I also asked her to confirm that my visa application was put in the week after I left Paris, so at least I could estimate my arrival date. I helpfully underlined this. She responded by saying, "Hélas, I absolutely cannot give you a fixed date....there are many administrative constraints....the application procedure was begun the week you left Paris, but we have been completing your file and it will not be submitted in totality until next week." I could hardly believe what I was reading. Completing my file? What the hell did that mean? As far as I knew, the only thing she needed was ID photos, which I had gone to great lengths to get to her at 6:30 at night my last day there, walking from the headquarters buidling to the Photo Mat across the plaza, having them taken, and then walking them back to leave them at the reception desk. And if there was something missing she needed from me, why didn't she ask? What could have possibly taken 3 weeks?

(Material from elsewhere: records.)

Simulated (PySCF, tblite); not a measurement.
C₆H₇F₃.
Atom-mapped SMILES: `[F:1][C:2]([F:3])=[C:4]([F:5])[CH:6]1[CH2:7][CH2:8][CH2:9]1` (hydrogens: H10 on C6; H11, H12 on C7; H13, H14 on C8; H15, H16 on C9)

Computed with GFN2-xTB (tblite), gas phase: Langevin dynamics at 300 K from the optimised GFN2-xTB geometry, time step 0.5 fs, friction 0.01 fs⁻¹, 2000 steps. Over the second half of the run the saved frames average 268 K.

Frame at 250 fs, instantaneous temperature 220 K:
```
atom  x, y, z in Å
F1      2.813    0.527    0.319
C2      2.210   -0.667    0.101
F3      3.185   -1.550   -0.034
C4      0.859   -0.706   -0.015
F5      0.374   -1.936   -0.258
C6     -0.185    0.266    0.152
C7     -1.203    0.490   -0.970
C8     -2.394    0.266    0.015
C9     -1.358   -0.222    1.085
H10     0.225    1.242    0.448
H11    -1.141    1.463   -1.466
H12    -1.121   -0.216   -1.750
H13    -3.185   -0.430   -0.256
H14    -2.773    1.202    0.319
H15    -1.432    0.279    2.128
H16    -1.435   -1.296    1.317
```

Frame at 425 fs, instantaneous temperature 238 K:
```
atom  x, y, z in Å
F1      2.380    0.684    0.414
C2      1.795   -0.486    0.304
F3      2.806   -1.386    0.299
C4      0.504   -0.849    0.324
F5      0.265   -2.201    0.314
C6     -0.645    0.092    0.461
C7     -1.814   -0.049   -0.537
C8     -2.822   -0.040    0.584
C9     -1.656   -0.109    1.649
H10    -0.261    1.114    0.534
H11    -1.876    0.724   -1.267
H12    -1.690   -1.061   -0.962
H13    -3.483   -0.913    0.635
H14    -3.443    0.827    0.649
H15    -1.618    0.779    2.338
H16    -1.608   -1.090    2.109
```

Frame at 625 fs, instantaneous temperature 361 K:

Her emails were condescending & full of high brow words, (of which a few I delighted in noticing were misspelled). She even called me impatient, by saying she "completely understood my impatience". The gall! The cojones! Les couilles!!! I was livid. Most especially because she had not done anything for three weeks, after pressuring me to no end to be there the first or second week in January. After everything I had done to get things ready so quickly.
I wrote about fifteen versions of a reply before I calmed down enough to realize that while she was highly incompetent, condescending and totally uncommunicative, I needed her. She was between me and my visa. I had to be nice. I had to play along and act as if I were the dumb American blonde she took me for. I was understanding, I was charming, I was funny and sweet - and it very nearly killed me.
The holidays came and went, and I knew Fabienne was going on her honeymoon to Tahiti. I fervently hoped all her luggage got lost and that she had to deal with difficult officials like herself. I wished her much weight gain and a few jellyfish bites. I forced myself not to email her every day, asking if she had put in my application. I checked the National Employment Agency website every other day to see if my job posting was there (the first step in the process). It never was.
Then, two weeks after New Years, I got an email from Jérôme, the poor HR sod who had been on copy of the email tirade between Fabienne and I; the mild-mannered prematurely balding chap who had helped me get a check written for the down payment on my Paris apartment. Strangely, Fabienne was not on copy. I hardly noticed, since the email was to tell me that the French Labor Department (the second step in the process) had refused my request. He told me they would file an appeal, and that he thought it would work, but that it could take up to two months. I asked a few questions, not really expecting answers, but thinking I might try. I was horribly bummed, and a little afraid the whole thing would fall apart. What would happen to my stuff if the visa got refused a second time? It was due to arrive any day in Paris. He answered as best he could, in a friendly yet professional tone.
Then, the good news. Coralie, my precious little Coralie, whose real job description I will never know, sent me a reply to an email I had sent earlier to Fabienne, saying in her au pair/intern English,
"Hi Penelope,
Could you, please, just send your e-mails to Jérôme, because Fabienne is not here anymore, she just left the Company. So, there is no point that she receives it.
Best regards,
Coralie"
I jumped for joy. I double high-fived my boss. I screamed, "Thank you, JESUS!" I danced in my rolly chair. I sent numerous elated emails, sharing my good news.
"It almost makes me believe in God," one of my friends who had been privy to the whole email exchange wrote.
"Did you voodoo that?" asked another.
I have no idea. But thank you, thank you, thank you and Puh-RAISE the Lord!
So here I am, waiting for the appeal to work. I know it will. It has to.